Mojo function

create_tensor_tile_im2col

create_tensor_tile_im2col[dtype: DType, tile_shape: IndexList[2], swizzle_mode: TensorMapSwizzle = TensorMapSwizzle.SWIZZLE_NONE, *, __tile_layout: Layout = Layout.row_major(tile_shape.__getitem__[Int](0), tile_shape.__getitem__[Int](1)), __desc_layout: Layout = _im2col_desc_tile_layout[dtype, tile_shape, swizzle_mode]()](ctx: DeviceContext, tensor: LayoutTensor[dtype, tensor.layout, tensor.origin, address_space=tensor.address_space, element_layout=tensor.element_layout, layout_int_type=tensor.layout_int_type, linear_idx_type=tensor.linear_idx_type, masked=tensor.masked, alignment=tensor.alignment], lower_corner_h: Int, lower_corner_w: Int, upper_corner_h: Int, upper_corner_w: Int, out_height: Int, out_width: Int, filter_h: Int, filter_w: Int) -> TMATensorTileIm2col[dtype, __tile_layout, __desc_layout]

Creates a TMA tensor tile with im2col transformation for 2D convolution.

This factory function creates a TMA descriptor that performs hardware im2col transformation during loads. The descriptor encodes the convolution geometry and the TMA hardware computes addresses on-the-fly.

For im2col TMA, each transaction loads one output pixel with multiple channels. This follows CUTLASS's approach where:

pixels_per_column = 1 (one pixel per TMA transaction)
channels_per_pixel = min(K_tile, swizzle_width) (contiguous channels)
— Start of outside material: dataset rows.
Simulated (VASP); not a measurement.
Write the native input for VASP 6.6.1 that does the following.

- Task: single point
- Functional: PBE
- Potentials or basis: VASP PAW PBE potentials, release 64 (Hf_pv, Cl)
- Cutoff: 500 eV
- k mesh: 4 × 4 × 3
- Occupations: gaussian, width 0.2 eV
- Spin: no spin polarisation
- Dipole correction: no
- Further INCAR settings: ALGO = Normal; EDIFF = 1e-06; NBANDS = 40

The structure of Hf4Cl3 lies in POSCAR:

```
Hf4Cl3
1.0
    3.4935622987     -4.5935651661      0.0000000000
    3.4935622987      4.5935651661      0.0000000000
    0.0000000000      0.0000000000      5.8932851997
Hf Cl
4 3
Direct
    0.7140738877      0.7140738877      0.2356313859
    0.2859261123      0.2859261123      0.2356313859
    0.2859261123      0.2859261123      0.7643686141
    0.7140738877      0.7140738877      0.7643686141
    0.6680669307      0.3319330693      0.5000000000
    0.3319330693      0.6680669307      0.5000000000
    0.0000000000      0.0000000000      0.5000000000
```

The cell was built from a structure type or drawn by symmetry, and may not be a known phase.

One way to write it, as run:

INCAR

Note: For stride=1, dilation=1 convolution with padding (following CUTLASS convention):

lower_corner_h = -pad_h
lower_corner_w = -pad_w
upper_corner_h = pad_h - (filter_h - 1)
upper_corner_w = pad_w - (filter_w - 1)

The filter offsets passed to the PTX instruction range from 0 to (filter_size - 1) and are added to lower_corner to compute actual input coordinates.

Parameters:

dtype (DType): The data type of tensor elements.
tile_shape (IndexList): Shape [M_tile, K_tile] for the GEMM tile.
- M_tile: Number of output pixels (batch * H_out * W_out slice).
- K_tile: Number of channels (C_in * R * S slice for filter).
swizzle_mode (TensorMapSwizzle): Memory swizzling pattern.
__tile_layout (Layout): Internal layout parameter (full tile shape).
__desc_layout (Layout): Internal descriptor layout parameter (TMA box shape).

Args:

ctx (DeviceContext): The CUDA device context.
tensor (LayoutTensor): The 4D activation tensor in NHWC layout.
lower_corner_h (Int): Lower corner offset for height (negative for padding).
lower_corner_w (Int): Lower corner offset for width (negative for padding).
upper_corner_h (Int): Upper corner offset for height.
upper_corner_w (Int): Upper corner offset for width.
out_height (Int): Output height (H_out) for M coordinate decomposition.
out_width (Int): Output width (W_out) for M coordinate decomposition.
filter_h (Int): Filter height (R) for K coordinate decomposition.
filter_w (Int): Filter width (S) for K coordinate decomposition.

Returns:

TMATensorTileIm2col: A TMATensorTileIm2col configured for im2col loads.

Raises:

Error if TMA descriptor creation fails.